But I don't expect you to read all of the above. Let me try to explain.
Imagine that you have a piece of code that looks something like this, when written in a simple, scalar, manner:
// operating on an array with one million 32b floating point elements A[1000000]
for i from 0 upto 999999 do
if some_condition(A[i]) then
A[i] = function1(A[i])
else
A[i] = function2(A[i])
where function1() and function2() are simple enough to inline - say function1(x) = x*x and function2(x) = sqrt(x).
On a CPU. to use something like SSE, you would have to (1) divide the array up into chunks, say the size of the 256 bit AVX , (2) handle the IF statement yourself, using masks or the like. Something like:
for i from 0 upto 999999 by 8 do
register tmp256b_1 = load256b(&A[i])
register tmp256b_2 = tmp256b_1 * tmp256b_1
register tmp256b_3 = _mm_sqrt_ps(tmp256b_1) // this is an "intrinsic"
// a function, possibly inlined
// doing a Newton Raphson to evaluate sqrt.

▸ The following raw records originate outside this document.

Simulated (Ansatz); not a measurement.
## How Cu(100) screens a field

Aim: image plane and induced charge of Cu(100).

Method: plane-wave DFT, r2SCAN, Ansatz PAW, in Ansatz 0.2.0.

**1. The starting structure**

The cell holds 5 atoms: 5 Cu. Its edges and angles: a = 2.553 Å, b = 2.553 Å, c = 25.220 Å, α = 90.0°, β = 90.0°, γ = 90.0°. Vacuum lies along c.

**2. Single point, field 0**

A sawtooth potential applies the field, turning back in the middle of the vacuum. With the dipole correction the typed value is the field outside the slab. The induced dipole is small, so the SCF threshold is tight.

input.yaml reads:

register mask256b = ... code that arranges for you to have 32 1s in the "lane"
where some_condition is true, and 0s elsewhere...
register tmp256b_4 = (tmp256b_1 & mask) | (tmp256b_3 | ~mask);
store256b(&A[i],tmp256b_4)
You may not think this is so bad, but remember, this is a simple example. Imagine multiple nested IFs, and so on. Or, imagine that "some_condition" is clumpy, so that you might save a lot of unnecessary computation by skipping sections where it is all function1 or all function2...
for i from 0 upto 999999 by 8 do
register mask256b = ... code that arranges for you to have 32 1s in the "lane"
where some_condition is true, and 0s elsewhere...
register tmp256b_1 = load256b(A[i])
if mask256b == ~0 then
register tmp256b_2 = tmp256b_1 * tmp256b_1
store256b(&A[i],tmp256b_2)
else mask256b == 0 then
register tmp256b_3 = _mm_sqrt_ps(tmp256b_1) // this is an "intrinsic"
store256b(&A[i],tmp256b_3)
else
register tmp256b_1 = load256b(&A[i])
register tmp256b_2 = tmp256b_1 * tmp256b_1
register tmp256b_3 = _mm_sqrt_ps(tmp256b_1)
register tmp256b_4 = (tmp256b_1 & mask) | (tmp256b_3 | ~mask);
store256b(&A[i],tmp256b_4)
I think you can get the picture? And it gets even more complicated when you have multiple arrays, and sometimes the data is aligned on a 256 bit boundary, and sometimes not (as is typical, say, in stencil computations, where you operate on all alignments).
Now, here's roughly what it looks like on something like a GPU:
// operating on an array with one million 32b floating point elements A[1000000]
for all i from 0 upto 999999 do
if some_condition(A) then
A = function1(A)
else
A = function2(A)
Doesn't that look a lot more like the original scalar code? The only real difference is that you have lost the array indexes, A[i]. (Actually, some GPGPU languages keep the array indexes in, but most that I know of do not.)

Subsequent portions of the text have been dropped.